At the most basic level, a statute of repose acts as the bookend of any potential liability. While a statute of limitations puts time limits on claims for patent or known defects, the discovery rule and tolling principles can theoretically extend the statute of limitations for unknown, latent defects, in perpetuity. For this reason, many (but not all) jurisdictions also impose statutes of repose, particularly in the arenas of construction and products liability; these statutes ensure that contractors do not face lawsuits for work performed decades in the past. Such statutes range from five years in Arkansas and Tennessee, to 10 years in the District of Columbia, Hawaii, Kansas, New Mexico, Rhode Island, and others. A few states also have statutes of repose that go beyond 10 years or can be extended beyond 10 years under certain circumstances.
The issue, of course, can be polarizing. Contractors and insurance companies naturally prefer shorter statutes of repose that begin to run as early as possible. These entities insist that longer periods of liability increase risk (and therefore cost) and result in more litigation, sometimes after potentially responsible subcontractors and suppliers have gone out of business. Advocates for owners and plaintiff-side defects lawyers counter that purchasers of construction (particularly condominiums in large projects) must be protected from latent defects that may not manifest for years.
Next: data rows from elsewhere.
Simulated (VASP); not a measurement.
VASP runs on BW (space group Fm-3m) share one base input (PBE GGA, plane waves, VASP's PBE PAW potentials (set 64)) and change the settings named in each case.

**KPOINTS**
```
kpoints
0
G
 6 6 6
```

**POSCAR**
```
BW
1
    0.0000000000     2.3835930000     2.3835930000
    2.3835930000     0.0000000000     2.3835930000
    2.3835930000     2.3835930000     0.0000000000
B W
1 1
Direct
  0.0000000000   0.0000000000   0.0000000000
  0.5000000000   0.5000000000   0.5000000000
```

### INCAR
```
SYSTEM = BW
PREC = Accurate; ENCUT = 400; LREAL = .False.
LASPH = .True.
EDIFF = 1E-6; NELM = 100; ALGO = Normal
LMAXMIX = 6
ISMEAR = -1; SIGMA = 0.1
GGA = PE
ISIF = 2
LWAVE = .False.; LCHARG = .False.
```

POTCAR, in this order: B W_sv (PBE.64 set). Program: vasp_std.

In what could be the beginning of a trend, several states have recently taken steps to reduce their statute of repose periods. The most recent example is Florida. On April 13, 2023, Florida’s Governor DeSantis signed into effect a new law altering Florida’s statute of repose in several ways. Most dramatically, it reduced the statute of repose from 10 years down to seven years. But the new law also starts the clock with the earliest possible trigger date rather than the latest. The prior codification stated that the statute of repose began to run from the latest of (a) the date of actual possession by the owner, (b) the date of the certificate of occupancy, (c) the date of abandonment of construction if not completed, or (d) the date of completion or termination of the contract. The modifications now begin the statute of repose at the earliest, not latest, of the potential triggers and removes items (a) and (d) above, thereby reducing the necessity of fact discovery to determine, for example, if a claim is rescued by the date of the owner’s actual possession of the property. The amendment further provides that while the new law is effective, the shortened statute of repose will not be enforceable until July 1, 2024.
Texas also recently shortened its statute of repose. While the Texas change only affects residential construction, and even then only in certain circumstances, the residential space is likely where the change will have the biggest impact. Effective June 9, 2023, the typical 10-year statute of repose in Texas becomes just six years for residential construction where the contractor has complied with certain written warranty requirements contained in the statute. The requirements are that the contractor has provided written warranties of “(1) one year for workmanship and materials; (2) two years for plumbing, electrical, heating, and air-conditioning delivery systems; and (3) six years for major structural components.” Presumably most Texas home and condominium builders will be updating their warranties to ensure they qualify for the reduced statute of repose.
If this constitutes a trend, at least one other state has bucked it. New York has long enjoyed the distinction of being just one of two states to have no statute of repose at all (the other being Vermont). Naturally, this has rankled contractors and industry trade groups who have long lobbied the New York legislature to change it. In fact, a bill has been introduced in the New York House or Senate every session since at least 2009 to add a 10-year statute of repose to the books. Despite these biennial attempts, each bill has stalled in committee and not even gone up for a vote. Thus, New York remains without any statute of repose.
Projects for the federal government also have no statute of repose. While there have been those that have called for one to be imposed, to the authors’ knowledge, no bills have been proposed in Congress to date. As a result, those performing federal contracting work can be sued decades after completion for latent defects, unless otherwise agreed in the contract.
For now, it remains to be seen which way the wind blows on capping the duration of exposure of builders. Contractors and insurers will continue to bemoan the cost and risk associated with long time horizons for potential liability on their projects, while consumer advocates will tout the importance of keeping open avenues for relief on latent building defects.